23 June 2015 Engineering

Kafka and Logstash 1.5 Integration

By Tal Levy

As you may of heard, we added Apache Kafka support with Logstash 1.5! What is included? Both input and output plugins! This blog is a first in a series of posts introducing various aspects of the integration between Logstash and Kafka. Today, we’ll go over some of the basics.

For documentation on all the options provided you can look at the plugin documentation pages:

Quick Background: What is Kafka?

The Apache Kafka homepage defines Kafka as:

"Kafka is a distributed, partitioned, replicated commit log service. It provides the functionality of a messaging system, but with a unique design."

Why is this useful for Logstash? Kafka is quickly becoming the de-facto data-bus for many organizations and Logstash can help enhance and process the messages flowing through Kafka. Another reason may be to leverage Kafka's scalable persistence to act as a message broker for buffering messages between Logstash agents.

Getting Started

Here, we will show you how easy it is to set up Logstash to read and write from Kafka.

Launching Kafka

You may follow these instructions for launching a local Kafka instance. Once launched, you can go ahead and create a test topic we will use in the examples.

# create "logstash_logs" topic
$ bin/kafka-topics.sh --create --zookeeper localhost:2181 --replication-factor 1 --partitions 1 --topic logstash_logs

Writing to Kafka

Kafka comes with a simple console producer to help quickly test writing to Kafka. In some ways, it is even easier to use Logstash as a replacement for that tool! We can use the stdin input plugin to allow us to write messages to a specific Kafka topic.

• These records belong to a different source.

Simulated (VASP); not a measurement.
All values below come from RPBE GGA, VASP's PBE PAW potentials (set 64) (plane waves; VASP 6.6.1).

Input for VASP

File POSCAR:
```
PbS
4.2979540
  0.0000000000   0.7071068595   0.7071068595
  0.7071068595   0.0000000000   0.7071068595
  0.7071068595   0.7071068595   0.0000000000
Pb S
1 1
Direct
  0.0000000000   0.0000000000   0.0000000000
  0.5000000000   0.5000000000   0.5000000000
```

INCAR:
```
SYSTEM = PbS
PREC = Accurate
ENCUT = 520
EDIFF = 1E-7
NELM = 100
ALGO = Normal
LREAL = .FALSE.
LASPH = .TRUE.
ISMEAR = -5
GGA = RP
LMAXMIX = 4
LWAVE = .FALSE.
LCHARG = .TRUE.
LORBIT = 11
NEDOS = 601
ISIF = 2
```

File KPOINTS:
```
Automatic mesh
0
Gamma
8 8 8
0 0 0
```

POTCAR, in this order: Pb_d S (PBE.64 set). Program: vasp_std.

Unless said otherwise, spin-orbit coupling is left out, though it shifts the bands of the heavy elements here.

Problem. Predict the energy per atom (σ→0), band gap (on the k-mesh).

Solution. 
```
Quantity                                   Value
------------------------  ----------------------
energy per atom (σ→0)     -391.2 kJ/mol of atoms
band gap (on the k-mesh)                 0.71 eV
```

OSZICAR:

$ bin/logstash -e "input { stdin {} } output { kafka { topic_id => 'logstash_logs' } }"

Producer Details

Logstash Kafka output plugin uses the official Kafka producer. All of its options are exposed to the plugin. One important option that is important is the request_required_acks which defines acknowledgment semantics around how many Kafka Brokers are required to acknowledge writing each message. By default, this is set to 0 -- this means that the producer never waits for an acknowledgement. This option provides the lowest latency but the weakest durability guarantees. Setting this to 1, the producer will wait for an acknowledgement from the leader replica. -1 is the safest option, where it waits for an acknowledgement from all replicas that the data has been written. More details surrounding other options can be found in the plugin’s documentation page and also Kafka's documentation.

Reading from Kafka

To verify that our messages are being sent to Kafka, we can now turn on our reading pipe to pull new messages from Kafka and index them into using Logstash's elasticsearch output plugin.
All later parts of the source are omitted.